Recently the A&E channel's Biography program produced a list of the 100 most influential people of the millennium. I was interested in seeing who the top ten were, and I wasn't surprised by most of the choices: an explorer, an author, a political theorist, a reformer, and several scientists. The person their panel of experts picked as the most influential, however, surprised me at first, but after I thought about it some, I had to agree with their selection. Their pick for most influential individual of the millennium was the inventor of the printing press, Johann Gutenberg.
Language, writing, and printing have been among the most important human inventions because they share one common attribute: they allow the knowledge gained by one generation to be passed on to the next. Language allowed information to be passed on orally to the immediately following generation; writing made it possible to preserve information for several generations. Printing improved upon writing by producing many copies of a work simultaneously, enabling both the wider dissemination of the information and increasing the probability that the knowledge would be preserved.

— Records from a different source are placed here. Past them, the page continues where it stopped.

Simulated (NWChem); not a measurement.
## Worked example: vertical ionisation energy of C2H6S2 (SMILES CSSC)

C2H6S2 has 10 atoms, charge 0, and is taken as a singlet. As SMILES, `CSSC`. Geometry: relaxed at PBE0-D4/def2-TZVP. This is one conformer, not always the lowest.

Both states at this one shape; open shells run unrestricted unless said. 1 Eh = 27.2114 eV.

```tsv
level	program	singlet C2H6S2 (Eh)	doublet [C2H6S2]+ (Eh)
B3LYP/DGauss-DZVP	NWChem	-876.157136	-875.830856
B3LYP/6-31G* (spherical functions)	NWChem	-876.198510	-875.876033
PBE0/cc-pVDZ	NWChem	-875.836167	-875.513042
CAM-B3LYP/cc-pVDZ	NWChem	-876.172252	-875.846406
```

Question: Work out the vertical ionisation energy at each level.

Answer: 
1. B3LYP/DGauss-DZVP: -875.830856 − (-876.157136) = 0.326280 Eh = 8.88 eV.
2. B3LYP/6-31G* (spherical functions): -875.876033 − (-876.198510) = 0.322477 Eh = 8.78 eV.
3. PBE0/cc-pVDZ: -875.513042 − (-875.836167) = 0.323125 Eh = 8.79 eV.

I think Biography's top 100 list should have included one more inventor, one whose work will ultimately prove to be just as important as Gutenberg's. I'm talking about Tim Berners-Lee, inventor of the World Wide Web. I believe that the Web will expand the possibilities of printing similar to the way in which printing expanded the possibilities of writing. With the Web, not only can information be disseminated more widely than in print, it can be duplicated exactly almost instantaneously, a single copy can be viewed simultaneously by innumerable people, and it can be archived indefinitely in a variety of formats.
I would like to talk briefly about the promises and possibilities of electronic publication for the advancement of scholarship, focusing primarily on electronic journals and the subject of religion.
The first scholarly e-journal on the Web that dealt with religion was the Journal of Buddhist Ethics, established in 1994. Two biblical studies journals, TC: A Journal of Biblical Textual Criticism and the Journal of Hebrew Scriptures, were started in 1996, making a total of three e-journals that dealt with religion. Many academics in the early days of e-journals scoffed at these new publications, and few took their articles as serious scholarship. I remember approaching a leading textual critic to solicit an article for my journal, and he smiled rather condescendingly at me and declined. Others promised to submit an article to my journal if they couldn't get it published elsewhere. Although some scholars thought little of the early electronic journals, others embraced the new medium of publication and supported the new journals by submitting articles and by serving on their editorial boards. From three e-journals dealing with religion in 1996, the number has grown to more than fifty at the end of 1999.
The advantages of electronic publications are numerous, including the following:
The proliferation of e-journals raises some problems for the scholar. As with other types of Web sites, the material found in online journals cannot be taken as scholarly without some system of academic evaluation. Several editors of electronic journals realized this problem and began discussing it in early 1998. The result of these discussions was the creation of an accrediting body of sorts, the Association of Peer-Reviewed Electronic Journals in Religion, established in late 1998 with six charter members, including the Journal of Southern Religion (one other journal has been added since then, and others are currently being considered). Our goal in creating this consortium of e-journals was to set standards that member journals would be required to meet, so that scholars at large would have some assurance that the articles published in our journals met or exceeded the quality found in leading print journals. For journals to join the APEJR, they must have been publishing for at least one year, they must register for an ISSN number, and they must practice blind peer review of their articles. Prospective journals are reviewed by current APEJR members and by outside experts in the field covered by the journal. Finally, new journals must be approved by two-thirds of the current members in order to be accepted for membership.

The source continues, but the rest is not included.